The National Student Financial Aid Scheme (NSFAS)
is a statutory body, established in terms of
section 3(1)
of the
National Student Financial Aid Scheme Act, 56 of 1999
. NSFAS is also
subject to the
Public Finance Management Act, 1 of 1999
, in terms of
which NSFAS is listed as a Schedule 3A entity mandated for a specific
economic or social responsibility of the Government.
In terms of
section 3(2)
NSFAS is managed, government and administered by the
NSFAS board.
2.
NSFAS was conceptualised as a loan and bursary
scheme in order to address the rising student debt problem in higher
education institutions
and give effect to the Government’s
commitment and duty to redress the inequities of the past. NSFAS
accordingly provides
financial aid to eligible students at public
universities and Technical Vocational Education and Training (TVET)
colleges who meet
the criteria for admission to a further education
and training program or to a higher education program.
3.
The students are from poorer or working-class
families who would otherwise be unable to afford to study. In the
2020 academic year
NSFAS assisted close to 500,000 TVET students and
close to 430,000 university students to obtaining financial aid, and
awarded
R41 billion in loans and bursaries for poor academically
eligible students. This grew to R 47.6bn in 2023 serving a student
population
of 1.1 million.
4.
Section 29(1)(b) of the Constitution provides that
“
everyone has a right to further
education which the state, through reasonable measures, must make
progressively available and accessible
.”
In terms of
section 4
of the
National Student Financial Aid Scheme
Act, 56 of 1999
, NSFAS allocates funds for loans and bursaries to
eligible students.
5.
NSFAS
is funded primarily by the South African National Department of
Higher Education and Training. Since the inception of NSFAS
funds
allocated to it have increased substantially. The December 2017
Presidential pronouncement on Fee Free Higher Education has
led to
the need to redesign and restructure the organisation to enable it to
deal with its existing requirements and, more importantly,
to create
a platform for the future as a full bursary provider.
[1]
6.
Mr O Cook SC assisted by Mr Sive appeared for
eZaga, Mr T Ngcukaitobi SC, assisted by Mr M Sulakazana, appeared for
NSFAS, and Mr
P Mokoena SC assisted by Ms Z Bhero-Manentsa appeared
for the Special Investigating Unit (the SIU). Though their affidavits
had
been struck out, Ndita J, in an earlier ruling, had afforded the
second to fourth respondents the opportunity to address the Court
at
this hearing. Mr J Moorcroft appeared for the third respondent and Mr
J Pammenter, assisted by Ms T Palmer appeared for the
fourth
respondent. I express my gratitude to counsel for their assistance
with the heads of argument and notes which were filed
and their
argument in a matter with heavily disputed issues and complex legal
principles.
The salient facts
7.
The present urgent application arises from a
tender bid advertised on 25 January 2022.
8.
The
salient facts are these. The tender earlier awarded to First National
Bank was cancelled as Mr Nongogo, the then Chief Executive
Officers
of NSFAS gave the instruction that this, the second tender, be
cancelled because the requirement for a bank licence was
non-inclusive.
[2]
Publicly it
was recorded that the requirement for the service fell away.
9.
A third tender bid for a “
direct
payment solution
“
was advertised
on 25 January 2022. The Request for Proposal invited bid proposals
for the direct disbursement of allowances into
bank accounts of NSFAS
funded students for a period of 5 years.
10.
Eighteen bids were submitted of which four were
successful.
11.
The tender was awarded to the four successful
bidders, eZaga Holdings (Pty) Ltd, Coinvest Africa (Pty) Ltd, Norraco
Corporation
(Pty) Ltd and Tenet Technology (Pty) Ltd, on 15 June
2022. They are so-called fin-tech companies. The four successful
bidders are
respectively the applicant, and the second to fourth
respondents in the present application. They were advised that they
were to
meet for negotiation on prices and value-added services.

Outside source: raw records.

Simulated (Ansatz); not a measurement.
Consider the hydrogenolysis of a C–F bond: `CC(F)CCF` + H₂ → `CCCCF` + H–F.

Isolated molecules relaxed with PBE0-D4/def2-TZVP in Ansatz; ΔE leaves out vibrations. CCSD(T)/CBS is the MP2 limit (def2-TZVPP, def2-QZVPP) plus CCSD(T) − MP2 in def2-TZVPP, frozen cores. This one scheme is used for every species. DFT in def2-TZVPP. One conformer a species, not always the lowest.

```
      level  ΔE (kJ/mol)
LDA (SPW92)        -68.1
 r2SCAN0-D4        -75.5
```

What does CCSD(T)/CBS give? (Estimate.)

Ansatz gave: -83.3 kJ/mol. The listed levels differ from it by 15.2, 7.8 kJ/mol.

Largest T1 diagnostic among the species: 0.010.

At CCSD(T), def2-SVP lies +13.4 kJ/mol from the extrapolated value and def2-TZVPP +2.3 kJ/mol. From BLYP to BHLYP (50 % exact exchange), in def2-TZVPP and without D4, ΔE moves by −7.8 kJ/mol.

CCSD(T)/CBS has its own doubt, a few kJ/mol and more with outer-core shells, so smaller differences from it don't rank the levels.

These price negotiations took place on 23 June 2022.
12.
Subsequently, on 12 July 2022, they concluded
service level agreements with NSFAS.
13.
Shortly after the award of the tender, the Special
Investigating Unit was tasked on 26 August 2022, in terms of a
Proclamation under
the hand of the Minister of Justice, to
investigate any alleged serious maladministration in connection with
the affairs of NSFAS,
improper or unlawful conduct by the employees
or officials of NSFAS, unlawful appropriation or expenditure of
public money or property,
unlawful, irregular or unapproved
acquisitive act, transaction and so forth, which took place between 1
April 2016 and 26 August
2022 (the date of publication of the
proclamation). This arose from widely published allegations levelled
against Mr Nongogo in
the press.
14.
On 14 March 2023 NSFAS issued notices of
non-performance to eZaga and the three other service providers,
invoking clause 14.1.5
of the service level agreements, affording
eZaga and the others seven days to rectify matters, and reserving the
right to cancel
same.
15.
In April 2023 the Special Investigating Unit
informed the Standing Committee at Parliament that prior to the
implementation of the
direct payment solution over 40,000 undeserving
students benefited irregularly, funding amounting to over Rand 5
billion was allocated
to undeserving students and that institutions
were unable to identify fraudulent applications. Several departmental
officials have
been investigated for fraud.
16.
On 10 July 2023 the Stellenbosch Student
Representative Council filed a complaint with the Public Protector,
which complaint pertained
to the direct payment solution.
17.
The
board of NSFAS had commissioned
[3]
its own investigation pursuant to which a preliminary report by
attorneys Werksmans led by Mr Ngcukaitobi was produced on 15 October
2023. This report galvanised the NSFAS board into action and it
convened a media briefing on 18 October 2023.
18.
At the media briefing held on 18 October 2023 Mr
Ernest Khosa, the chairman of NSFAS, informed the media of the
investigation into
the allegations of bid irregularities and that the
board had appointed Werksmans Attorneys and Mr Ngcukaitobi to
investigate the
alleged irregularities relating to the third tender.
The allegations related to the conflict of interest of Mr Nongogo in
the appointment
of the four service providers. A number of defects in
the procurement process were identified – such as the lack of a
feasibility
study, the amendments to the bid specifications which
favoured the fin-tech companies, and the failure to conduct a
thorough due
diligence of the service providers. It also referenced
Dr Chirwa’s association with eZaga Remit and a possible
relationship
between Mr Nongogo and,
inter
alia
, eZaga Holdings. It was conveyed
that the board had resolved to implement the recommendations of the
Werksmans report, and,
inter alia
,
to terminate the service level agreements with the four service
providers.
19.
It was recorded that the report had been furnished
to Mr Nongogo and was granted an opportunity to advise why his
contract should
not be terminated. The report was only made available
to the service providers and the Court on the second day of the
hearing.
20.
It was recorded that notwithstanding the current
challenges the board affirmed its commitment to implement the “
direct
payment solution
”
. The media
briefing recorded the view of the board, namely that the direct
payment solution is a necessary measure to reduce instances
of
unauthorised access to beneficiaries’ allowances, payment of go
students, inconsistencies, and the late payment of allowances.
21.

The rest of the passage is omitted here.